Center slated for downtown Juneau site razed by 2004 fire
June 21, 2010
The lot, known locally as "the pit", was the former site of the Skinner Building, which was destroyed by fire in 2004. The property, located across the street from Sealaska's headquarters, was purchased from a private owner and will be turned over to the institute for a cultural center.
The center is a priority of Sealaska's board of directors, said Chief Executive Officer Chris McNeil, noting that the hugely popular Celebration event showcases the cultures for a few days every other year, and the center would allow the cultures to be showcased year-round.
"We believe that we have an obligation to show our commitment to support this project and to enable SHI to secure additional funding for the project," McNeil said. "This is a worthwhile project and a project of that nature merits that we make a significant contribution towards its fulfillment, and that's what we've done."
Sealaska Heritage Institute is very grateful to Sealaska's board of directors for making the donation, said Marlene Johnson, a trustee of the institute.
"This donation is a huge step towards making the much needed cultural center a reality," Johnson said.
As part of the purchase agreement, the current owner agreed to resolve issues related to damaged sidewalks on the perimeter of the lot before Sealaska officially takes ownership, likely by mid July.
"After the current owner fulfills his obligations, Sealaska Corporation plans to landscape the lot, so it's attractive in the interim before ground is broken for the center;" said Executive Vice President Rick Harris.
The center will be a first-rate institution for the study of Native cultures, preservation of historical papers and ethnographic collections, and the cultivation of Native culture, arts and languages. The project will create more than 80 jobs during the two-year construction phase and generate millions of dollars in spending for payroll, benefits, and goods and services.
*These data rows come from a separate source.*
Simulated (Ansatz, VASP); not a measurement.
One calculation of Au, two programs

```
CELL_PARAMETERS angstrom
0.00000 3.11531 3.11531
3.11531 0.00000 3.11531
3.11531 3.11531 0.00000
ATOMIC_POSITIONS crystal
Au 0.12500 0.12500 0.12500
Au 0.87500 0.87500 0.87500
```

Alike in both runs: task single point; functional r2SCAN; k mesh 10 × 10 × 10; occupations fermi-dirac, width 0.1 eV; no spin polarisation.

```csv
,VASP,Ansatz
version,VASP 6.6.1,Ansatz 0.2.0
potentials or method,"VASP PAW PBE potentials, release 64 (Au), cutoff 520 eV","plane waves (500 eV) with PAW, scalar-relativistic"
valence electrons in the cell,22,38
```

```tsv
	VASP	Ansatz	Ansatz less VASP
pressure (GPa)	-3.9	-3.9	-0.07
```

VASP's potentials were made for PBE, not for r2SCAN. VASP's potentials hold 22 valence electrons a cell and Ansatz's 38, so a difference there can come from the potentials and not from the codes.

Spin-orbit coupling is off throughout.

In 2010, the State of Alaska appropriated $2 million to Sealaska Heritage Institute for the center. Those funds will be used for the planning phase of the facility. The institute has launched a fundraising effort to build the facility, which will cost an estimated $16 million.
Sealaska Corporation founded Sealaska Heritage Institute in 1980 to administer its educational and cultural programs. Sealaska has continued to be the institute's largest sponsor. The institute is governed by an all-Native Board of Trustees and guided by a Council of Traditional Scholars. Its mission is to perpetuate and enhance Tlingit, Haida, and Tsimshian cultures of Southeast Alaska.